Looking Up

We have sun in Seattle today. Not a cloud in the sky. This is the kind of day that makes Seattleites smile at each other in a goofy, I-love-you-man sort of way.

So I pick this day to write about clouds, and not looking at things very carefully.

Last year when I was illustrating Dinosaur Thunder (this is my last post about this book, I promise! maybe) – along with stalking dinosaurs and going bowling – I was also researching clouds. I’d never really looked at clouds that carefully before (yes, Joni, I hear you), because clouds are something we usually try to ignore in this town. What I found was that clouds are amazingly diverse, colorful, and full of personality, just as Marion Dane Bauer‘s text describes.

Everywhere I went during the months that I was working on the book I kept looking up to check on the latest cumulonimbular developments and whipping out my camera whenever the clouds were particularly interesting or useful reference. Like this view looking out over South Seattle.

Does that not look like a lion roaring to you? Well, it did to me.

Here are a few more photos from my cloud collection.

I would say to my husband, “the clouds this year are bigger and fluffier and more thundery-looking than before!” and he kept assuring me “no, they’re always like this, you’ve just never noticed.”

Well, today being the exception and with allowances made for global climate change, I think he may have been right. Now that I’ve had another year to look, I concede that we really do have impressive cloud formations here too.

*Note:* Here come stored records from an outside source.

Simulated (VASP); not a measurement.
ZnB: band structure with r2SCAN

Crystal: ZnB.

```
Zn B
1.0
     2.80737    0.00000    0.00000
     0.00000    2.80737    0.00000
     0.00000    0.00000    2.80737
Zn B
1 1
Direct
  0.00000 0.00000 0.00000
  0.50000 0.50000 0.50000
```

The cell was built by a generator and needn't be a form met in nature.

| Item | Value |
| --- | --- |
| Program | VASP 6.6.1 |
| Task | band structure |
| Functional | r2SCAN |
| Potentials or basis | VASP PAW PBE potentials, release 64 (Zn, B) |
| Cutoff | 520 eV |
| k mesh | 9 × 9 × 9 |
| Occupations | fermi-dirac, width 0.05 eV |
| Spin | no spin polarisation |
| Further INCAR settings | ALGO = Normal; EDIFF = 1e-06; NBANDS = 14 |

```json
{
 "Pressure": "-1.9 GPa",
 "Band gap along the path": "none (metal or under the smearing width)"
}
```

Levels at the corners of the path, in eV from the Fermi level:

I also discovered in my researching that there are many avid cloud observers out there, some of whom go out of their way to record cloud activity, setting up time-lapse cameras to run for hours over one vista. Some of these videos are inspiring to watch. Here’s one of my favorites:

Those colorful roiling puffs influenced illustrations like this one.

Hurricanes and tornadoes and derechoes aside; seeing the force thunder clouds can wield it is understandable why they are so scary, and not just for children. But that only underscores their allure. Sometimes bunny rabbits, sometimes monsters. Always in motion, always changing. Now I pay more attention and look up more often.

7 responses to “Looking Up

  1. I don’t think I’ll be looking at clouds in quite the same way after reading your post! I especially enjoyed viewing the time lapse thunder storm video. Your post brought back memories of the picture book classic, It Looked Like Spilt Milk, that prompted many children to study cloud formations for the first time.

  2. I love your work and am teaching your technique at Hollins University’s new Illustration certificate program. Are you using paper collage or is any of the process digital. We especially admire your delicate and expressive faces–so hard to achieve in cut paper. Congratulations on your new book!

    • Thanks! The only children’s book I’ve done that uses (some) collage is ONLY YOU, by Robin Cruise. The technical term for that process is Chine Colle. The smaller details like facial expressions are done using stencils. I also make small rubber stamps from erasers for other details too small to print on a press.

  3. First, I love your “This is the kind of day that makes Seattleites smile at each other in a goofy, I-love-you-man sort of way.” This is a perfect description of what this weather does to us here. Second, we’re on a similar quest–I’ve been looking at clouds a lot this year as well, mostly inspired by a cloud unit I had planned loosely this past year and ran out of time for (with E. Carle’s LIttle Cloud and T. Lichtenheld’s Cloudette as anchor/inspiring texts). Here’s to looking up more!

    • I love that you are looking at clouds with your students. Clouds are great to explore both imaginatively, like Marion did with Dinosaur Thunder, and scientifically. The taxonomy of clouds is poetry in itself!

  4. I love clouds, and am constantly taking writing down descriptions of them. I love seeing them from an airplane, too–they look like snow white oceans, or plowed fields, or deserts. Thank you for this post! It made me want to dig out some of my notes and write poems!